Blowing Hot Air: White knuckling through a ride in a homemade balloon over Bend | The Source Weekly - Bend, Oregon

Blowing Hot Air: White knuckling through a ride in a homemade balloon over Bend

A first-time balloon rider tells his experience flying over Bend.

Just sit right back and you'll hear a tale, a tale of a fateful trip...

Sing to yourself "a three-hour tour, a three-hour tour." Oh sure, it looks like the cats meow from the ground with the fun shapes, colors, and smiles, but once you've taken to the skies in one of these "wicker baskets of terror" you might be singing a different tune. For the past 29 years I have been relegated to watching these balloons on the ground, wondering what it felt like to float in the clouds. So when the opportunity arose to take a flight at the Balloons Over Bend Children's Festival this past weekend, I gladly accepted the chance to fulfill this mid-to-low-priority dream of mine.

With the sun having just risen and the grass still dewy, my fellow passenger, Lay it Out Event's Eric Miller, and I put our respective fates into the hands of our pilot and his handmade, experimental balloon, which was incidentally only disclosed to us when we were already 100 feet into the flight.


"By the way, my wife and I sewed this balloon by hand," the pilot casually dropped, as if our heartbeats weren't already racing enough.

Upon taking off, two things come to mind. The first is "Wow, this is high. My body is not adjusting well to this." The second is, "Where the hell are we going to land!?" One can really see and appreciate the natural beauty of Central Oregon from some altitude. Forests, rivers, and mountains abound; as far as the eye can see. That's great if you're an outdoor enthusiast, but Barney if you happen to be suspended from a basket at 900 feet. The pre-flight "brace-for-impact" briefing that the pilot gave didn't help settle the nerves either. But eventually as you get higher and higher and grasp that you're not going to topple out of the uncomfortably low-walled basket, the color slowly returns to your knuckles as you loosen your grip on the safety rope and a few moments of calm wash over you as you bask in the blasting warmth of the propane burners. The calm is fleeting, however, as the pilot begins to turn his attention to landing. Eric and I chimed in on possible landing spots and weighed in on the wind conditions, as if we were bringing value and information to the situation.

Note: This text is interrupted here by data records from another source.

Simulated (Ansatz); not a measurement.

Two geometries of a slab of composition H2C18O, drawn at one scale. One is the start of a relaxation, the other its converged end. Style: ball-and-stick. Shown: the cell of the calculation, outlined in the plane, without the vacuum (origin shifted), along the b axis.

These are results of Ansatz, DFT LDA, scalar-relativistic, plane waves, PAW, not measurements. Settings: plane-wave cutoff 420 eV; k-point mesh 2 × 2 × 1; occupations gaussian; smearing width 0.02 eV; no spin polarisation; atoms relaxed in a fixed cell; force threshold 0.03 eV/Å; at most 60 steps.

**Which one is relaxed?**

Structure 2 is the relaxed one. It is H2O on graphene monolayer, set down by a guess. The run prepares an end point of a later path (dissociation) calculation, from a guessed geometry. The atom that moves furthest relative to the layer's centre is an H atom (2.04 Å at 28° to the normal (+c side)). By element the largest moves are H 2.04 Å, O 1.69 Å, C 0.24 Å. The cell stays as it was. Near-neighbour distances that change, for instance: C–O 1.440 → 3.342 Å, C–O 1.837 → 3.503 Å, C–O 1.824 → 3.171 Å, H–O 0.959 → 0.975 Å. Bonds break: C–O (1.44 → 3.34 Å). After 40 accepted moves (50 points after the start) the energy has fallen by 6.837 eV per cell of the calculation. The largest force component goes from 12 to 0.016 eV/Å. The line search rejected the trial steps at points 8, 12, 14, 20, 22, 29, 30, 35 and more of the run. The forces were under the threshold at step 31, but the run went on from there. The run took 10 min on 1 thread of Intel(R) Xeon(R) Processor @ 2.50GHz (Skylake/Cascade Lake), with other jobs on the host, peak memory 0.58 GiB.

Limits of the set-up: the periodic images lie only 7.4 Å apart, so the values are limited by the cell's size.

With the landing spot chosen, the pilot brought it down for what I was told was a faster-than-usual landing. We bounce off the ground once and head straight into a dirt mound, sending me flying across the basket and onto the floor as the basket connects with the slope. In all fairness, I was holding a six-pound camera in one hand filming the event. So I guess I got bucked off the bull before my eight seconds were up. It was clear that the balloon had different ideas though and wasn't ready to settle, so we plowed through a brush pile and took back off without further incident, bringing her safely back down in a clearer section of field about thirty seconds later.

Most adventures that are worthwhile have some unknown element of risk to them; it's the classic risk vs. reward scenario that dictates our every waking moment. And while seemingly uneventful from the ground, ballooning really does contain all that we look for in a good thriller: suspense, unknown villains like gusting wind, and danger such as dirt mound landings. Once you're in the air, you realize that this actually could go the way of Gilligan and the Skipper with 1,000 feet of altitude and a flame thrower mixed in for good measure. And as safe as ballooning is, statistically, all the passengers, pilot included, are virtually powerless in the face of the elements. You will come down, eventually, But not knowing upon what terms that will happen is the proposition that makes even the most uneventful balloon ride...eventful.